RIAA wins lawsuit worth $220,000

Josh

DULUTH, Minn. – The recording industry won a key fight Thursday against illegal music downloading when a federal jury found a Minnesota woman shared copyrighted music online and levied $220,000 in damages against her.

The jury ordered Jammie Thomas, 30, to pay the six record companies that sued her $9,250 for each of 24 songs they focused on in the case. They had alleged she shared 1,702 songs in all.

Thomas and her attorney, Brian Toder, declined comment as they left the courthouse.

In the first such lawsuit to go to trial, the record companies accused Thomas of downloading the songs without permission and offering them online through a Kazaa file-sharing account. Thomas denied wrongdoing and testified she didn’t have an account.

Record companies have filed some 26,000 lawsuits since 2003 over file-sharing, which has hurt sales because it allows people to get music for free instead of paying for recordings in stores. Many other defendants have settled by paying the companies a few thousand dollars.

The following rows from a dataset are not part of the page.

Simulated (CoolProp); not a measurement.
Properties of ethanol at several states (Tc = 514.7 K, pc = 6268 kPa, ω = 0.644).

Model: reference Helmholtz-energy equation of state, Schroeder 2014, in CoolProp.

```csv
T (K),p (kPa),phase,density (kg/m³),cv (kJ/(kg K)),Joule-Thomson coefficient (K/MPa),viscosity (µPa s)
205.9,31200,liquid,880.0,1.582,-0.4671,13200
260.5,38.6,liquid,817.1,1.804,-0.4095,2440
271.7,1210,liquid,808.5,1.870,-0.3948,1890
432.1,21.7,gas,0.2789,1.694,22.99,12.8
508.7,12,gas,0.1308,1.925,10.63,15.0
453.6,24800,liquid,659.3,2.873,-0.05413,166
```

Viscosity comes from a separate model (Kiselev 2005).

During the three-day trial, the companies presented evidence they said showed the copyrighted songs were offered by a Kazaa user under the name “tereastarr.” Their witnesses, including officials from an Internet provider and a security firm, testified the Internet address used by “tereastarr” belonged to Thomas.

Toder said in his closing that the companies never proved “Jammie Thomas, a human being, got on her keyboard and sent out these things.”

“We don’t know what happened,” Toder told jurors. “All we know is that Jammie Thomas didn’t do this.”

Richard Gabriel, the companies’ lead attorney, called that defense “misdirection, red herrings, smoke and mirrors.”

He told jurors a verdict against Thomas would send a message to other illegal downloaders.